Today is mom's birthday. Our first without her.
Yesterday was incredibly rough. You see, last year her birthday fell on Sunday so the church had a big celebration for her.
Yesterday was the anniversary of that. Everywhere I looked was a reminder. Sitting in the sanctuary, looking at the empty spot where her recliner used to sit, remembering the dining room full of flowers and balloons, thinking about the flower crown that some of the church children made her.
I sat in service and just sort of leaked tears quietly.
After, a friend asked if I was ok, and as I was trying to answer, another friend saw that I wasn't and hugged me.

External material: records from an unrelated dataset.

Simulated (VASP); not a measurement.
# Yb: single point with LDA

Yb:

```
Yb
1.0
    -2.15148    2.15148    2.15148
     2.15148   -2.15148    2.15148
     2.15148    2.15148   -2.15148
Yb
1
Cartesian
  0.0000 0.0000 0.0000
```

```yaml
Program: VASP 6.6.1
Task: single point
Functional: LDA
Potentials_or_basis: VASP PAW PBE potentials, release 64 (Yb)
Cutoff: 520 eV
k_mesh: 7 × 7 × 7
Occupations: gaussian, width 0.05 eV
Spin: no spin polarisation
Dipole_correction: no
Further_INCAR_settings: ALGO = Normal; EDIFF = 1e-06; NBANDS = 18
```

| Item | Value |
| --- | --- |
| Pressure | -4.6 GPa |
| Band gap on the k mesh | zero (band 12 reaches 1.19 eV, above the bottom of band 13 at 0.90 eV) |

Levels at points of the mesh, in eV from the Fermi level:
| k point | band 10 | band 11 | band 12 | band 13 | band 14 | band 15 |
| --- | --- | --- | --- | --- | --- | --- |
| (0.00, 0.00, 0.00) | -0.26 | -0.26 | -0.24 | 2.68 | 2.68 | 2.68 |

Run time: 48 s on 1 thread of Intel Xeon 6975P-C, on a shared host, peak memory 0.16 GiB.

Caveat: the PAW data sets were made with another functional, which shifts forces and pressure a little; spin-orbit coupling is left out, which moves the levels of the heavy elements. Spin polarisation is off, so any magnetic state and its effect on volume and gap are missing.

To be honest, probably the most tears at once since mom passed.
But how sweet to be held by arms who love me, who are not frightened by wracking sobs or snotty face.
How healing to be heard but not not placated.
Then as we stood there, one of the children, a special little fellow, with many needs and issues of his own, came over and innocently asked if I was sad. I told him that I was sad because I missed my mom. He assured me that he remembered who my mom was. Then he hugged me and very seriously told me that when his special friend (a worker at his school) died, he was very sad, but that sometimes, he can sit and remember how much he loved her, and that helps. The precious innocence of his statements are something I will treasure always.
Today is rough too, and to be honest, many more rough days to come between now and the first anniversary.
So many other thoughts that are still too raw to share. Those will come another day. or not, we'll see.
Today, it hurts, but I'll make it.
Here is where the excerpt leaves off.